Centric / Agency of Change

THOUGHT (aka Centric's Blog)

Yeah, you expected it. All the best agencies have blogs these days. Oh wait, yours doesn't? Or it just shows photos of their cats and trashes their competitor' campaigns? Well, hey, welcome to Centric. Here're some interesting ideas...

The Key Failure of B2B Branding

. . . is seeing it as a microcosm of  B2C branding.

I can’t tell you how many presentations I’ve been to where big B2B brands (and brand agencies) have trotted out the same old Proctor and Gamble case studies regarding “how branding is done.” And yeah, I’m not arguing that the case studies work for P&G. But, if you throw tens of millions of dollars at promoting a product over a period of decades, of course it’ll have a strong brand. It’s been seen so many times that it’s become part of the culture. So yes, when you look at the strongest brands, they’re going to be consumer brands. And, almost naturally, you’d assume “strongest brand = strongest branding,” right? Take these lessons and apply it to B2B, right?

Wrong. B2B is not a microcosm of B2C. Consider:

  1. The audience is fundamentally different. B2C is about reaching a broad audience. B2B is about reaching the right audience. And that right audience might be tens of thousands of people, or tens of key decision-makers.
  2. The communication is fundamentally different. On the consumer side, yes, people might spend 50% more for a detergent they recognize and feel an emotional attachment to, but on the business side we’re usually talking much larger investments—investments that frequently need to be decoupled from emotion.
  3. The budgets are fundamentally different. P&G has spent tens of millions to billions of dollars over time to build their brands. B2B brands typically don’t have these kinds of budgets.

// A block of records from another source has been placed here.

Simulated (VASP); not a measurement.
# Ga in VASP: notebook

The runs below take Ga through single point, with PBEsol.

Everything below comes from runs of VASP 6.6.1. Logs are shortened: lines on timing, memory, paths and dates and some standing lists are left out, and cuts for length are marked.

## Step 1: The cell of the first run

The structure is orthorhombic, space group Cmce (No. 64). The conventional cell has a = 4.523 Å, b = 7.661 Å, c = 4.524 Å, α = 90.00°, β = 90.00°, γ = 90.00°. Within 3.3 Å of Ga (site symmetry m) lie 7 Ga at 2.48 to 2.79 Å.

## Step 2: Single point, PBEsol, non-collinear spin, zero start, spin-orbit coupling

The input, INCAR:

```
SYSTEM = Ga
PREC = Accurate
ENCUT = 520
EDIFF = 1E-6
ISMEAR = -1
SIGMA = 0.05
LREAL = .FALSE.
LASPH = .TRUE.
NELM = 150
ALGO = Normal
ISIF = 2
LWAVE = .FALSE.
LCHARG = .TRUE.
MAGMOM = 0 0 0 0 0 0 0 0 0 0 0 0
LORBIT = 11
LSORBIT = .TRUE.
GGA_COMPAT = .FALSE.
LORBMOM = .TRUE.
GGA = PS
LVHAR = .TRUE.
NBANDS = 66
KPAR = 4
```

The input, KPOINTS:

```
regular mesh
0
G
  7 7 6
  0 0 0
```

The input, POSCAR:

This is why you’ll see B2B brands making the same key mistakes, over and over:

  1. Brand segmentation for no reason. You want to have a corporate brand, a product brand, and a technology subbrand that powers the product. Why? You now have 1/3 the budget to devote to each brand—and 3X the chance that your audience will miss all of them. Ask yourself: Does your customer care that you have a family of branded products with a branded technology within them, or do they simply care about you and what you do?
  2. Overspending on brand, underspending on communication. Yes, your brand is important. What’s probably more important is what your products or services do for your key audience. Is your new machine the ONLY way to do something? Does it outperform the competition by 8X? Does it save $7MM per year? Sorry, but these are a whole lot more important than a product family logo and snappy slogan.
  3. Overestimating what they can do, internally and externally. It’s easy to look at the examples of the consumer giant brands and think, “we can do this here, too.” But the reality of it is that B2B budgets may prevent you from having the reach and frequency externally to really move the needle in terms of perception of your target audience. And you may not get the buy-in you expect from your teammates, particularly in a technology environment where everyone is an expert.

So what can a B2B brand do? Approach the problem differently:

  1. Find out where your audience is. Whether you’re talking to financial planners or semiconductor engineers, you know what your target is. Now it’s time to find them. Yeah, there are magazines that cover every industry vertical that you know about, but there are also blogs, forums, and online communities that engage those same audiences—and that you probably don’t know about. It’s time to use tools like Google blog search, Technorati, and Alexa to find out where your audiences are.
  2. Engage them directly. Most small, focused communities are small and focused because they have a specific interest. They know what they need to do their job better. Can you help them? Great. That’s your ad message. Back it up with facts. And go beyond that, to participating in forums, sponsoring special interest groups, and offering online training on your website.
  3. Get visible and start conversations. Still using a newsroom format? Lose it. Replace it with a blog using a standard blog engine like Wordpress. This nets you several benefits:
  1. Enhanced visibility—search engines like the frequent updates and style-free content of an RSS feed, so you’re going to rise in the search engines.
  2. More media—it’s easy to incorporate video podcasts or other content into the blog on a “special feature” basis, without having to commit to doing podcasts every week. You’ll also find internal resources for writing you never knew you had—many financial and technical people working closely with details are interested in being heard, and this can be an outletn for them.
  3. Real-time feedback—customers now have a place to comment on your stories and announcements, which gives you the chance to start a conversation. Nervous about open comments? Moderate them.
  1. Give them tools. We mentioned online training. How about ROI calculators that help your customers understand how they can save money with your solutions? What about an internal social media strategy that allows them to create verified, trusted groups of their own colleagues in other divisions to share information, or to post ancillary information about topics of interest? Or social media which encourages them to submit interesting imagery or applications they are working on with your real-world tools? There are many opportunities to engage your audience beyond what you’re using today.

So what does this all mean? It means, treat your audience as a social network, not like a broadcast audience.

As a B2B marketer, your audience is the definition of a small, engaged group. They’re the ideal place to use social network tools. So: Bring them together. Give them information. Give them tools. Because when they spend hours with your brand, it is to your great advantage.